Displaying items by tag: How does oil work

How does oil work? Part two.
By John S. Evans, B.Sc

Boundary lubrication
Three parameters need to be considered when looking at the various lubrication regimes. They are: the load placed on the surfaces, the speed at which they are moving relative to each other, and the viscosity of the lubricant. Viscosity is a very important property of a lubricant and will be defined at this point as a fluid's resistance to flow at a particular temperature. Fluids that have high viscosities do not flow easily (such as molasses) - high viscosity oils are sometimes referred to as 'thick' oils. Fluids with low viscosities flow easily (such as water) - low viscosity oils are sometimes referred to as 'thin' oils.

It is important to remember that when an oil is heated up, its viscosity will decrease. In other words, it will 'thin out'. Likewise the viscosity will increase as the temperature decreases and the oil will 'thicken up'. Because of this an oil's viscosity must always be accompanied by the temperature at which the measurement was made for it to mean anything.

In a situation for ideal lubrication the viscosity and the speed should be high and the load low. If this were always the case then lubricated surfaces would always be separated and only fluid friction would come into play. Unfortunately we do not live in an ideal world and this is not always possible.

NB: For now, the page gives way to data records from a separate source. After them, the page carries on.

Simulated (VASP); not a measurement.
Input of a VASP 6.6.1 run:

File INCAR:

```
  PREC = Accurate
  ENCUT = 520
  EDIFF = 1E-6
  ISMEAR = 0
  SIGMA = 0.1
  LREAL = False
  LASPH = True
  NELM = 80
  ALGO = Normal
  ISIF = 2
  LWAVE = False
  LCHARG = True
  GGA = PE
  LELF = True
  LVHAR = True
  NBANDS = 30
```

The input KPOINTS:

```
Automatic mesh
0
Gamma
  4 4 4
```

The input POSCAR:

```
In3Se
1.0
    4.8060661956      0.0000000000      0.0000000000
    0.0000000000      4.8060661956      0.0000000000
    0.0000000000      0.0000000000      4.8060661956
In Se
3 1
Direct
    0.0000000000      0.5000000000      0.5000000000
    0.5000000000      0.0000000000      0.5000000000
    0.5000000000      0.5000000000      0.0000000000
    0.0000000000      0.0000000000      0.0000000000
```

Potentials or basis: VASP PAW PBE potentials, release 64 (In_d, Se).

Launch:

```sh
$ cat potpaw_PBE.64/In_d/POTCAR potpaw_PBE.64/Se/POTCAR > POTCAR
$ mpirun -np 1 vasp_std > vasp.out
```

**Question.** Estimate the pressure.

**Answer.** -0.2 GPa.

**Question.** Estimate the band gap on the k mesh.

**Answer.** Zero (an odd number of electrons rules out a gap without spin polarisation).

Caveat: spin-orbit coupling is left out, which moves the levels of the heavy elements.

In the case of a plain bearing and a journal there will be a small amount of lubricant between the mating surfaces. However, because of the load and zero speed on start-up, the lubricant film will not completely separate the bearing from the journal. In this situation the asperities will break through the lubricant film and make contact; this is known as boundary lubrication. All is not lost, however, and the situation is far better than if no oil were present at all. Typically, the coefficient of friction of unlubricated metal surfaces ranges between 1.5 and 0.5. With boundary lubrication it is between 0.1 and 0.02.

Boundary lubrication can be subdivided into: oily lubrication, antiwear lubrication and EP (extreme pressure) lubrication.

1. Oily lubrication takes place through two distinct mechanisms:

Physical adsorption, whereby oil molecules and compounds blended into the oil are attracted electrostatically to metal surfaces and form bimolecular layers due to the polar nature of these compounds.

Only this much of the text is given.